View Full Version : Performance difference between two code fragments?
lol_123
2nd November 2007, 17:44
I am new to MFC coding. This afternoon, I found out a quite strange thing. 1. runs to 1.5 fps, 2. runs up to 590000 fps. Code as below
1.
int i,j,k;
for (i=0;i<2000;i++)
for (j=0; j<2000;j++)
{ if (j>=0) k=k+1;
}
2.
int i,j,k,g;
for (i=0;i<2000;i++)
for (j=0; j<2000;j++)
{ if (j>=0)
{g=k+1;
k=g;
}
Does any one know what makes 1 and 2 have so huge difference
on performance?
neuron2
2nd November 2007, 18:02
Your second example is syntactically incorrect. If you don't post the exact code, we can't help you.
And what do you mean by "runs to 1.5 fps"? There is no frame processing in this code.
Lastly, read the forum rules and do not make lame thread titles. I have fixed yours.
Dark Shikari
2nd November 2007, 18:15
Sounds like in one of them, the compiler is optimizing out the loop, and in the other it isn't.
JohnnyMalaria
3rd November 2007, 03:45
Are you using debug or release mode?
In debug mode, the compiler adds a lot of extra stuff for checking and doesn't make use of efficient processor instructions.

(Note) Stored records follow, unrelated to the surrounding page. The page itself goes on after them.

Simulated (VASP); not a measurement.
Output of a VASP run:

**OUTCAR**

For example, k = k + 1 can be done with a single CPU instruction. g = k + 1 followed by k = g needs more instructions and in debug mode it needs a lot more. If you debug your code and set breakpoints at the k = k + 1 and g = k + 1, you can look at the compiled instructions (disassembly) - you'll probably see quite a difference.
If you are using release mode then a whole different set of reasons can apply.
BTW - if you are using debug mode you will get unexpected results if you don't initialize your variables to zero. In debug mode, your variables are set to 0xCDCDCDCD (deliberately).
audiohominis
3rd November 2007, 09:55
In the second example there are two open brackets and one close bracket; is that normal?
Taktaal
3rd November 2007, 17:39
No optimization would ever account for a 300000x difference in run speeds. The only thing I can think of is that you maybe ran the first code with a conditional breakpoint. Having one of these in a loop with a lot of repetitions will really screw up the execution times.
lol_123
3rd November 2007, 17:59
i'm using VC2005, at release mode, it seems to me that it takes really long time to excute "k=k+1" in the " if " loop. I guess that
it might be caused by memory allocation.
Does any one have clue?
clsid
3rd November 2007, 18:11
Memory allocation should not be the problem. The space for k only needs to be allocated once.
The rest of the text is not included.